1. What do the experts say? How many books on babies and childrearing have been written? It’s impossible to read every parenting book and article out there because the volume is overwhelming. Even as one expert states what absolutely, positively has to be done, another equally impressive expert will say the opposite. In addition, expert opinions change over time. What grandmothers believed as 20 year old brides and young mothers may be in complete opposition to what is spouted today. Still, listening to experts, or at least learning what the pundits say, is one source of parenting influence.
2. Your experience counts! People rely on their own experiences, both bad and good. Hasn’t everyone, at some time in their childhoods, said, “I’ll never do this when I’m the parent”? For instance, a person may think to themselves, even promise themselves, that they’ll never say to their children, “because I said so, that’s why.” They thought it was a silly answer when they were six and they vowed to not give their children silly answers. If someone’s experience is negative, they can choose to avoid similar behaviors, and in fact do the opposite of what was modeled.
Likewise, childhood experiences that were positive can be emulated and built upon. The loving mother who, when milk is spilled, gives their child a sponge rather than a lecture, is imparting excellent parenting skills to their child. This child will grow up with sponges and hugs ready to share with their children.
It’s not just parents who influence our parenting styles. If teachers were poor communicators, then a person can choose to intentionally improve communication skills with the next generation. If people had unrealistic expectations, then parents can learn from that and intentionally foster a world of achievable moments. In the working world, a boss may say to an employee, “I am listening, and I do hear you, however, with my knowledge, I am choosing to go another way.” This manager is respecting their colleague, and communicating their respect beautifully, but still making the best decision for their department. This type of communication can be copied into the parental world.
3. Trust your gut. In today’s vernacular, people need to learn to trust their gut. It’s not that people should not listen to others (see number one above). In fact, in the advice of many counselors there is wisdom. The question is what is the right path for a parent on any given day and with any given child. For parents who have more than one child, it is known that what works for one kiddo may or may not work for the next child. Further, what worked this week may or may not work next week. The same child who loves broccoli at twelve months old may be refusing all green vegetables a few months later. So, a parent needs to trust themselves and act on their belief.
It is probably true that everyone, at some point, has observed great parenting. It may have been when a family visited a museum or beach and saw another parent, in a very chaotic moment, on one knee to be eye-to-eye with their overtired and upset child, lovingly communicate. These moments can be observed and internalized so they can duplicated, from the gut, when parents find themselves in similar situations.

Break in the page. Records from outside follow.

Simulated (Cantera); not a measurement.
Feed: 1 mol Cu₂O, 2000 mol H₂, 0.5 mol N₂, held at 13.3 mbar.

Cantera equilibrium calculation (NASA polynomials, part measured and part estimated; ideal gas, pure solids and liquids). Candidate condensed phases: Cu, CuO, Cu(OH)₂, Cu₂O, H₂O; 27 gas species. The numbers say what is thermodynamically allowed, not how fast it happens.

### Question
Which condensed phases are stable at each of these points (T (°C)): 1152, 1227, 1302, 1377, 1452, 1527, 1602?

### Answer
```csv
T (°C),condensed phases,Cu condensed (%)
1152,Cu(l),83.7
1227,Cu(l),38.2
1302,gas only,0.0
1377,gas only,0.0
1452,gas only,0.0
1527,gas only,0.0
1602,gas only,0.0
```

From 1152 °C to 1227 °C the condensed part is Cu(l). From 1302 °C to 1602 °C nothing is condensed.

Using a combination of advice from experts, life experiences, and gut instincts everyone can parent intuitively. Just because a person asks for advice does not mean it has to be taken. Instead, consider the thought, the situation at hand, how tired we are at the moment, the child’s temperament, and roll it all into a great big ball and choose how to respond, and . . . do all those calculations in a fraction of a second.
The best we can do is the best we can do. Do people make mistakes as parents? Probably; even absolutely. But as people learn to trust their instincts, believe in themselves, seek to be the best parent they can be, and remember that love and discipline are synonymous, intuitive parenting evolves.